[U-Boot] [RFC][Timer API] Revised Specification - Implementation details

J. William Campbell jwilliamcampbell at comcast.net
Fri May 27 05:54:26 CEST 2011


On 5/26/2011 6:51 PM, Graeme Russ wrote:
> Hi Bill,
>
> On Fri, May 27, 2011 at 11:26 AM, J. William Campbell
> <jwilliamcampbell at comcast.net>  wrote:
>> On 5/26/2011 4:28 PM, Graeme Russ wrote:
>>> Why mess around with bit shifting (which you would then have to cludge
>>> into
>>> your platform code) when carting around a 64-bit value is relatively
>>> cheap,
>>> transparent and poratble (all all supported up-to-date tool chains)
>>>
>> I really STRONGLY disagree with this statement. If you actually needed 64
>> bit variables, fine use them. But as I have already shown, you do not need
>> them in general.  We are computing a 32 bit result. There is some entropy
>> argument that says you shouldn't need 64 bits to do so. Another way to look
>> at it is that converting the top 32 bit word and the bottom 32 bit word to
>> ms separately can be easier than doing them both together at once.  However,
>> as we will see below, I do agree we need two 32 bit words to make this
>> process go smoothly. I just don't agree that they should/will constitute a
>> 64 bit binary word. See below.
>>>>>   - void timer_isr()
>>>>>      - Optional (particularly if tick counter rollover period is
>>>>>        exceptionally log which is usually the case for native 64-bit tick
>>>>>        counters)
>>>>>      - Simply calls sync_timebase()

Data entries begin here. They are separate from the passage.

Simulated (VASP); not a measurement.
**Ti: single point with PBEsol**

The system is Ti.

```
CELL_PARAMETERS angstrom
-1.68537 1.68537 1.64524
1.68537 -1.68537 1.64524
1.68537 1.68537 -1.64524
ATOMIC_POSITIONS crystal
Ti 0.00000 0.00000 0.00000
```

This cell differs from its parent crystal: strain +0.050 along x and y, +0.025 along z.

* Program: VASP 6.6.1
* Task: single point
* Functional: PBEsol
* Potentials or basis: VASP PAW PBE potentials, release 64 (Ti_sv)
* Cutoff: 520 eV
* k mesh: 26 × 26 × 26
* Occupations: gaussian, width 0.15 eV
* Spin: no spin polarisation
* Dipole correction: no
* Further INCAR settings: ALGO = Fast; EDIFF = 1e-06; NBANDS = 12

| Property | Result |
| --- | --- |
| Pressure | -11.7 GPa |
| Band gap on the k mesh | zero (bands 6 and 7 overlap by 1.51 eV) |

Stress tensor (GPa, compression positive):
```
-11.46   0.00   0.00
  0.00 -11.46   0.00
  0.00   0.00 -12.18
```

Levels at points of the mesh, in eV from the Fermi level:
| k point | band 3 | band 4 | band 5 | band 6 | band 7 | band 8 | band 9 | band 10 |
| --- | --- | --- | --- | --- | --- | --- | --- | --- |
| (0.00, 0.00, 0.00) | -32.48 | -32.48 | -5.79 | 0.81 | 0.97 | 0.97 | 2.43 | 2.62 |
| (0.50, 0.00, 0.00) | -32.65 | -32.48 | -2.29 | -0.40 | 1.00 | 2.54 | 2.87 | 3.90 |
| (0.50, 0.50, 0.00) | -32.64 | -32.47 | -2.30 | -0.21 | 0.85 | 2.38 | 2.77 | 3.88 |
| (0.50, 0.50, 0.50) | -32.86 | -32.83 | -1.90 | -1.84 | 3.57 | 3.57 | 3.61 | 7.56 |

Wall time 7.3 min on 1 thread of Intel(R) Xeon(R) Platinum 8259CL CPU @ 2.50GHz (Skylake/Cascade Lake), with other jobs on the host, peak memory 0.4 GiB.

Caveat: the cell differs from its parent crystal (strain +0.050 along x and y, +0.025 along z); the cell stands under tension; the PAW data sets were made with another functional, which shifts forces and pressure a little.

>>>>>      - For platforms without any tick counter, this can implement one
>>>>>        (but accuracy will be harmed due to usage of disable_interrupts()
>>>>> and
>>>>>        enable_interrupts() in U-Boot
>>>>>
>>>>> So to get the new API up and running, only two functions are mandatory:
>>>>>
>>>>> get_ticks() which reads the hardware tick counter and deals with any
>>>>> 'funny
>>>>> stuff' including rollovers, short timers (12-bit for example), composite
>>>>> counters (16-bit 0-999 microsecond + 16-bit millisecond) and maintains a
>>>>> 'clean' 64-bit tick counter which rolls over from all 1's to all 0's.
>>>>> The
>>>> I think it is the task of get_ticks to return the hardware tick counter
>>>> as
>>>> an  increasing counter, period.  The counter may wrap at some final count
>>>> that is not all ones. That is ok. Sync_timebase deals with the rollovers
>>>> if
>>> The hardware tick counter may, the 64-bit software tick counter maintained
>>> by get_ticks() may not
>>>> necessary. get_ticks is very lightweight. get_ticks should deal with
>>>> decrementing counters by returning the complement of the counter.  The
>>>> sc520
>>>> case is a bit more complex if you intend to use the 0-999 and 16 bit
>>>> millisec registers, in that you do need to add them to the previous value
>>>> to
>>> As I mentioned in another post, this is a problem for the platform
>>> maintainer and is abstracted away throught the platform specific
>>> implementation of get_ticks()
>>>
>>>> make an increasing counter. Sync_timebase "likes" short counters in that
>>>> they are easy to convert to millisec and tick remainders.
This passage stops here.